What's scarier: writer's block, or a robot that forces you to overcome it?

Blank isn't just for writers, but it specifically channels their fears
Heida Reed as Rita in Natalie Kennedy’s Blank. Photo: Brainstorm Media

For a writer, there are few things more intimidating than the blank page. Creativity at its best comes organically, but books and articles live on deadlines, with a specified amount of copy required by a certain date. It’s this anxiety that’s at the heart of Natalie Kennedy’s film Blank, but it’s far from the only one.

Blocked novelist Claire (The L Word’s Rachel Shelley) has an old-fashioned phone answer machine—mainly because it’s awfully convenient for exposition—full of messages from her agent demanding to know where her next book is. In anxious search of a quick fix, she signs up for a 30-day retreat designed to help writers. The space isn’t so different from her own sparsely furnished residence, but it does come with an ample supply of wine, and a customizable Wayne Brady hologram. And it lets her outside to jog through dead trees every morning. AI and two hand scanners aside, however, it mostly appears to be a nice rustic retreat. No annoying humans are around to get in the way of the creative process, a feature that will eventually become quite the bug.

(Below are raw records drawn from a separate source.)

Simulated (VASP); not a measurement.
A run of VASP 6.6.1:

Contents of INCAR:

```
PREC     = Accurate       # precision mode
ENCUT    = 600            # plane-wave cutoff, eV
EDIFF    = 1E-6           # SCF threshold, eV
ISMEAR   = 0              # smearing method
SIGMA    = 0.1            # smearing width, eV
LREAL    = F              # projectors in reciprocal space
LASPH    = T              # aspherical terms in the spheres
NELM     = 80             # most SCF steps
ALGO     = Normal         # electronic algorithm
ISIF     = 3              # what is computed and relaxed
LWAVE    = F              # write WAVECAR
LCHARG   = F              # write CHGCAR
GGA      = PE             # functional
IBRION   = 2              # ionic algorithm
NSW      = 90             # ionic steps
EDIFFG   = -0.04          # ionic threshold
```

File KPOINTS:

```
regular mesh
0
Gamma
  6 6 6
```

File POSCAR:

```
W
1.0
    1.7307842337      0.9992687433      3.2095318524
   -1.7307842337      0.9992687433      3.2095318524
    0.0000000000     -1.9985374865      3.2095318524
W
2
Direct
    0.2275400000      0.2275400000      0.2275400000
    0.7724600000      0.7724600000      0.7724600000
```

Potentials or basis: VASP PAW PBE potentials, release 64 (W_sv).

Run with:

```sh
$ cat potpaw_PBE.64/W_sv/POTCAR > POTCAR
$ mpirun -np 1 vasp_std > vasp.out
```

It also comes with a creepy android, because nothing spurs the imagination quite like a super-strong sentient mannequin named Rita (Icelandic actress Heida Reed, Poldark) that sits creepily in the corner after finishing its daily chores. The Clippy-ish Wayne Brady A.I., whom Claire dubs “Henry,” handles food orders, chess games, and casual conversation as needed.

Brady appears to have been cast precisely because of the old Chappelle’s Show joke about how comfortable he makes middle-aged white women feel, and it plays perfectly. Since that’s the same demographic that’s also likely to hate platitude-spouting, artificial-looking younger women, Reed’s Rita is equally perfect—though not necessarily conducive to creativity. The film’s title could refer equally to her personality and Claire’s empty page. As bland as Rita may seem, though, she at least knows her way around a broom and the kitchen.

When malware invades the safe space, erasing Rita’s daily memories, the robot turns threatening, imprisoning Claire until she finishes her book. Naturally, she also appoints herself the one to decide what constitutes “finished;” as a speed-reader, she can detect filler or plagiarism with ease. With everything else in the building controlled by AI, and Henry similarly degrading, Claire’s retreat transforms into a prison. Of course, the pressure might all be by design—a kind of stress-based incentive calculated to motivate Claire specifically. If not, it’s a deathtrap, especially when her food supply begins to run out.

The “feature-length Twilight Zone episode” film subgenre always relies upon sticking the landing—and Blank, by diving into its main character’s emotional life and subconscious, renders a more satisfying outcome than if it merely depended upon plot mechanics. In addition to her external pressures, Claire is plagued by nightmares of her tyrannical, blind mother Helen (producer Rebecca-Clare Evans), who forced her at a very young age to serve as typist, editor, and sounding board for her own work. Evans’ classic monstrousness serves as a marked contrast to Rita’s calculated, Stepford-wife menace.

BLANK (2022) Official Trailer — Thriller Movie (HD)

At one point, Claire simply types “TheEndTheEndTheEnd” over and over, recalling The Shining, and Repulsion also feels like an influence as dreams and reality mix after her days of isolation. And casual viewers may see it as an unsettling parable about reliance on technology. But especially for writers, much of this experience will feel as familiar as the blank page itself: the self-torture and pressure, the ideas you can’t be sure your subconscious didn’t steal, the lack of understanding from anyone outside one’s process, looking in. Horror fans will look on Blank and perhaps fear the subtle menace in Rita’s unsettlingly even-keeled, unceasing suggestions that Claire might be stressed and should lie down. Those who face writer’s block in real life may hear their own built-in excuses in her voice.

Blank needn’t hit you on that particular level to resonate, though. The day-to-day frustrations of not being heard, the childhood trap laid by a bad parent in which every choice is the wrong one, the new tech toys that don’t work quite as they should—these are just a few of the film’s relatable themes. When the all-important moment of catharsis that every good scary movie requires comes around, it’s palpable. But writers, and other creative types, just might feel it a little bit extra.